The viewing universe has heard enough of the volatile dispute between Beijing and Manila over boundary-cum-sovereignty issues in the South China Sea or West Philippine Sea, depending on where one stands. The stigma attached to China may have gotten totally out of proportion, courtesy of mainstream media throwing caution to the wind.
Since who controls the media controls the mind, readers have acquired a fine mastery of the rhetoric, narrative, heuristics, and pedagogy as it concerns the geopolitical dispute. Offhand, it is hardly a clear picture of one asserting maritime supremacy over weaker neighbors in the maritime frontier, much less of military hegemony to establish a balance of power in that part of the region.
In fact, it might even seem to boil down to the question of who should fish in which waters, such that Boat A must ask permission from Boat B to catch fish. Indeed, there's more than meets the eye.
In one frame, there is a China Coast Guard ship along with a number of Chinese maritime militia swarming the disputed shoal. From their end, they shoot water cannons and use lasers to pre-empt the passage of Philippine Navy and Coast Guard vessels on resupply missions to troops stationed on the BRP Sierra Madre.
In the series of events, however, there has been no death of Navy personnel, no Philippine boat got burned, no Philippine Coast Guard ship was sunk. If anything at all endangered the lives of Philippine Navy personnel or the crew of other local vessels or fishing boats, an apparent naval blockade by China Coast Guard — "dedicatedly" waterborne 24/7 — never left station.
It must be quite costly for Beijing to establish this maritime presence — with or without any other foreign vessels invoking freedom of navigation or right of passage. Only the Philippines appears to have a problem over what it claims is within its "exclusive economic zone."

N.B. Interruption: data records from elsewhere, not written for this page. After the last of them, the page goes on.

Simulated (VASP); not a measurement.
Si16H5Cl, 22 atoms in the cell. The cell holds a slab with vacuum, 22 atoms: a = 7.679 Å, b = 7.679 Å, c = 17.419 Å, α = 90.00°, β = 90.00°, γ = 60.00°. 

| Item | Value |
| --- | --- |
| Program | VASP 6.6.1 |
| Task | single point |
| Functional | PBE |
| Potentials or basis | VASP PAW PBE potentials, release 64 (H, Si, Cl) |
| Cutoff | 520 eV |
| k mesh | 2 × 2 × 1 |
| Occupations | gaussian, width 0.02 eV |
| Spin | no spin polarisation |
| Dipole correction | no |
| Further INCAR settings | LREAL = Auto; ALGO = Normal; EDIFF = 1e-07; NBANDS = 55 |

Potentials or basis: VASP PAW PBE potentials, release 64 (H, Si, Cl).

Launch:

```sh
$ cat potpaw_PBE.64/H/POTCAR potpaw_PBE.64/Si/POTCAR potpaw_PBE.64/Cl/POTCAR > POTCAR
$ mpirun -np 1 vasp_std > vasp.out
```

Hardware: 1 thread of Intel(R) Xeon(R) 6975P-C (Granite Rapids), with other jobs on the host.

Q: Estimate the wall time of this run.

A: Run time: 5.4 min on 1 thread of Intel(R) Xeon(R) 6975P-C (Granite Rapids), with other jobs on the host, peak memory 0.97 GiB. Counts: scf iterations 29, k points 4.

By definition, an EEZ as prescribed by the 1982 United Nations Convention on the Law of the Sea is an area of the sea over which a sovereign state has exclusive rights regarding the exploration and use of marine resources, including energy production from water and wind. On the other hand, this view collides head-on with China's claim of "historic rights" — the reason the arbitration was initiated.
Incidentally, the oft-mentioned 2016 arbitral ruling that favored the Philippine claim over disputed islands and features is a 501-page document cited as "Permanent Court of Arbitration Case No. 2013-19 in the matter of the South China Sea Arbitration" and signed in The Hague on the 12th of July 2016. One not trained in law should be careful about articulating any attribution, for example, of "belligerent tactics" on the part of China or her "doublespeak" at ministerial talks, or China's "trampling of Philippine sovereignty," "harassment," "invasion," et cetera.
Worse, it seems readily unthinkable to hear of proposed economic sanctions like the annulment of existing Chinese business operations, including joint oil and gas exploration deals, shutting out Philippine offshore gaming operators, banning the export of raw materials and resources to China. By every econometric, this readily sounds counter-productive or like some garden variety worldview masquerading as expert opinion.
The way things go, resolving this apparent geopolitical feud between China and the Philippines cannot be timebound. There ought to be the "best possible means of resolving the dispute in a peaceful manner" through active consultations.
It cannot be about burning bridges of possible cooperation that could redound to mutual economic, security, and bilateral advantage. After all, there are universally recognized principles of international law on either side of the aisle.
Perhaps, the President must immediately constitute a "study group" just to check how the 501-page document could weigh in on what actions the government must take or leverage with a neighbor it has never lost trade and bilateral relations with.
A chance to tame the beast.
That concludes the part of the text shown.